Last week's linked post "stop looking for a cofounder" generated quite a bit of response on HN, much of it around the idea of using freelancers to build your startup. People seemed to think that I advocated using subcontractors to build high-tech startups.

The answer to this is a concept I call "idea reach", which is essential for any new entrepreneur to understand, especially if they think they need a cofounder.

The ideas within your reach

Idea reach represents the landscape of ideas that are within your reach to implement. On the multi-dimensional mental map of startup ideas, it is the ones that are close enough to your current location (determined by your knowledge, personality, experience, etc) that you can actually get there (with the execution ability you have - determined by your resources and skills) and implement them. When evaluating which ideas to work on, you should always consider this concept. One of the reasons why so many business cofounders are "looking for technical cofounders" at the wrong time is because they fail to understand idea reach.

There are many bad, good, and great ideas out there. When deciding which one to work on, it's not enough to evaluate whether the idea is viable in the abstract. Whether you personally will be able to execute on it is just as important.

Examples

Here are some simple examples.

Let's say you had the idea of using popularity to rank webpages, back in the late 90s, but you have no technical background. You don't know programming, you just know how to use a web browser and create a Geocities page, but you think that search engines could be done much better.

This is a brilliant idea, and after you explore it (using, for example, the lean methods which only evolved 10 years later, because you're a visionary), you decide that this is worth pursuing, it has a lot of market potential. And you would be right - that idea turned out to be one of the biggest ideas of the decade, spawning the extremely successful Google.

However, starting with no technical knowledge, implementing Google would not be within your reach. It's a great idea for somebody else, someone who has the technical chops to implement a highly challenging technology project like the Google search engine. It is not the kind of idea where you can just put down a few hundred thousand dollars (assuming you had them), hire a bunch of programmers, and get them to make it happen.

Another, even more obvious example: let's say you have an idea for a phone better than the iPhone. Let's assume it's a great idea, and you even have the skills in "technology" to implement it (yes, I know that it's laughable to think that a single person could do all that today). That's still not within your reach, however, because developing an iPhone-killer prototype is far from sufficient to compete with the behemoths operating in that market. You need logistics, manufacturing deals, negotiation leverage, great marketing, and so on. There's no way you will have access to that without first building a large company. This idea is obviously out of the reach of any new entrepreneur.

Here's a more subtle example: let's say you know very little about software, but you are a highly experienced project manager and you think you can design significantly better project management software. Depending on how complicated this software is technologically (and to find that out, you'll have to trust someone technical to tell you) this idea may be just within your reach (with some hired assistance), or just out of your reach.

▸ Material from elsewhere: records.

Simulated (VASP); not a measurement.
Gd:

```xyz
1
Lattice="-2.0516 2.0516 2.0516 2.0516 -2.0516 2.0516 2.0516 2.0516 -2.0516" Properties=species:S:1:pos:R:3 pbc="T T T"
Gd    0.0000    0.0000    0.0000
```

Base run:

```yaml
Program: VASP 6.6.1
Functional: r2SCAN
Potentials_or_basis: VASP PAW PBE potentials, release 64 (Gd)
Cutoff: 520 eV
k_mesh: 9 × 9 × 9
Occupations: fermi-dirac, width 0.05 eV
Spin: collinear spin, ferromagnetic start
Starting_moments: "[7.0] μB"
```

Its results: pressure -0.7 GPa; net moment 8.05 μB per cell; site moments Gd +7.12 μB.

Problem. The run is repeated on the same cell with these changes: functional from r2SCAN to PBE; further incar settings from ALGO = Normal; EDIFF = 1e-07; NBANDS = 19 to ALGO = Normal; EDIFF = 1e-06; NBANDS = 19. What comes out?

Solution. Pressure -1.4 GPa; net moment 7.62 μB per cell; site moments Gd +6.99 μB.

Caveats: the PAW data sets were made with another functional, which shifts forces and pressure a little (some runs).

If the tool turns out to be relatively simple (bearing in mind that not everyone is trying to build the next Google), and if, as the founder of the company, you have the funds (from whatever source) to invest in it, it is conceivable that an early version of this project management tool could be implemented by freelancers, paid employees, or a combination of the two, without you, the founder, having to be technical. So long as the idea is not too technically complex (and a lot of great business ideas aren't very complex technologically - e.g. Groupon), you can make up for your lack of skill by spending money.

If it turns out to be very complicated, the idea is simply outside of the reach of a non-technical project manager. It might (or might not) be a great idea, but it's not the right idea for this founder. Instead of looking for a technical cofounder who will make up for that huge hole in your skill set, find another idea that's better suited to you.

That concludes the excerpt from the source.